When it comes to sensor data, the most common method of aligning datasets is interpolation. The gaps between data points are rarely large, so the number of spaces are few and knowledge of the trends can help fill them in. However, interpolation can be less precise if the data gaps are farther apart, in which case a polynomial or spline interpolant might be the better approach.
This may sound like a challenge, but fortunately these tasks are common enough to be built into the APIs and modules of many data science platforms. Users can often integrate apps capable of exploring different resampling methods into the platforms, helping with experimentation and decision making.
A few other data preparation factors should be considered before building models with sensor data. For example, it’s common to apply additional smoothing and downsampling, and explore domain frequency, before building models. Once the datasets match, further analysis can be more easily performed.
What's the next step?
HG: The next step is choosing deep and machine learning models for streaming high-frequency data, including how to complete the application by integrating the data preparation and modeling stages into a streaming architecture.
So, what is “streaming?” If the first thought is streaming music or movies, that’s on the right track. The type of streaming being discussed here also involves continuously incoming data, but instead of just listening or watching, it is developing an AI model that performs actions based on the information streamed. Therefore, it must be capable of continuously processing the data it receives and reporting the results.
Consider the example of multi-class fault detection using simulated data, with sensors used to predict equipment failure based on pressure, temperature, and current readings. The flow will look similar to this:
The raw sensor-generated data is fed to a messaging service for initial processing. The processed data is then analyzed by a model, which generates predictions based on its analysis. The predictions are then used to update the model, which sends the updated results to a dashboard, over and over again.
The first step in implementing such a system is to plan it with a team. Before developing any models, an engineering team should establish parameters and requirements for the data. The full streaming prototype should then be built as early in the process as possible, so the team has time to update the algorithms. The engineers should also know exactly how they plan to manage buffering, out-of-order data, and other factors frequently associated with high-frequency data.
What else should an engineering team consider?

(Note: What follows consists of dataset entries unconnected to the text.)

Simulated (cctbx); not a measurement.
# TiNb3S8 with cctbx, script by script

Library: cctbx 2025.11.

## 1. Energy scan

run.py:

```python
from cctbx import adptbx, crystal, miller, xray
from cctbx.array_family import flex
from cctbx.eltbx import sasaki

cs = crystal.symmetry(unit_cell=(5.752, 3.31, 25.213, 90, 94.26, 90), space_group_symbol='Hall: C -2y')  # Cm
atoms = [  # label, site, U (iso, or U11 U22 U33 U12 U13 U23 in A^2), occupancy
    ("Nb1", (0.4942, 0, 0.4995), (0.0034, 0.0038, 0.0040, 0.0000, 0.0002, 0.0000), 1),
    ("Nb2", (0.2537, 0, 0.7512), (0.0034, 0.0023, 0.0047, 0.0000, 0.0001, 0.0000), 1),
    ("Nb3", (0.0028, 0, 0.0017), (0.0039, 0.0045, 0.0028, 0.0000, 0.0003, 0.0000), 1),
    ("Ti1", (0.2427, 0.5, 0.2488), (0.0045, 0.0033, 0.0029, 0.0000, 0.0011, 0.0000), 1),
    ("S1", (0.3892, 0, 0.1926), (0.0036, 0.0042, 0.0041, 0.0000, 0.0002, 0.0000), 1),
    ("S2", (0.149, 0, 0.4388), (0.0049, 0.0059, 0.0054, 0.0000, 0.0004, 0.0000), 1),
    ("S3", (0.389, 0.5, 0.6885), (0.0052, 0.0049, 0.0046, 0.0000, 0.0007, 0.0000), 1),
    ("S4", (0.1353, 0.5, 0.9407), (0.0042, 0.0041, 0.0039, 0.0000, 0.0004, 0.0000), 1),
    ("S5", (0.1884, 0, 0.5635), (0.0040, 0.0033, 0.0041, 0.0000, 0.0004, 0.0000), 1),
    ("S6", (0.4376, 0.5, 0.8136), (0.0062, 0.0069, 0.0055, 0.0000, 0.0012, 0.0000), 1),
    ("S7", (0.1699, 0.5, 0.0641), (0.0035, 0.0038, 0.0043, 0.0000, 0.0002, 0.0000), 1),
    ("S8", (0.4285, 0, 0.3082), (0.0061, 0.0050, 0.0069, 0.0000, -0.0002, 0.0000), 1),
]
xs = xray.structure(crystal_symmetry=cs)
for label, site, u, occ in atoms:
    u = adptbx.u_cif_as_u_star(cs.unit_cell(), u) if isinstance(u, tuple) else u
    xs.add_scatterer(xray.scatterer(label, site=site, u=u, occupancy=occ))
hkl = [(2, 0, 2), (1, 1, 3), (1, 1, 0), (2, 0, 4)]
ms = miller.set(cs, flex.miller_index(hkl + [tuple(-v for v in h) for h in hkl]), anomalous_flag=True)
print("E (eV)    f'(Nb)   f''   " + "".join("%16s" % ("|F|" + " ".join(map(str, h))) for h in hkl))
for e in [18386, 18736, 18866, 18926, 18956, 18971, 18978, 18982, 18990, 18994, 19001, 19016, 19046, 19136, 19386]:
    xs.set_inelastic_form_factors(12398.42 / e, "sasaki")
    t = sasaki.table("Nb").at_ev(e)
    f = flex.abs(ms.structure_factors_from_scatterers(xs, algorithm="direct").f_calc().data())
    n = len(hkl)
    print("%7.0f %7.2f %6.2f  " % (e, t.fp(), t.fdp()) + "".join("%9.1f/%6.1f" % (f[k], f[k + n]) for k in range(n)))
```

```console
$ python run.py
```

HG: Another important parameter for an engineering team to consider is the time window, which controls the amount of data entering the system for processing. In the earlier example, one second was chosen because of its importance to model updates and mathematical assumptions.
The focus earlier was on sensor data synchronization and alignment, but now as a next step, the focus is on preparing data in order to train a model. First, engineers need failure data, which despite the name can be obtained without repeatedly breaking equipment thanks to modeling software. In a multi-class fault detection example, both experimental and simulated data was used to train the model.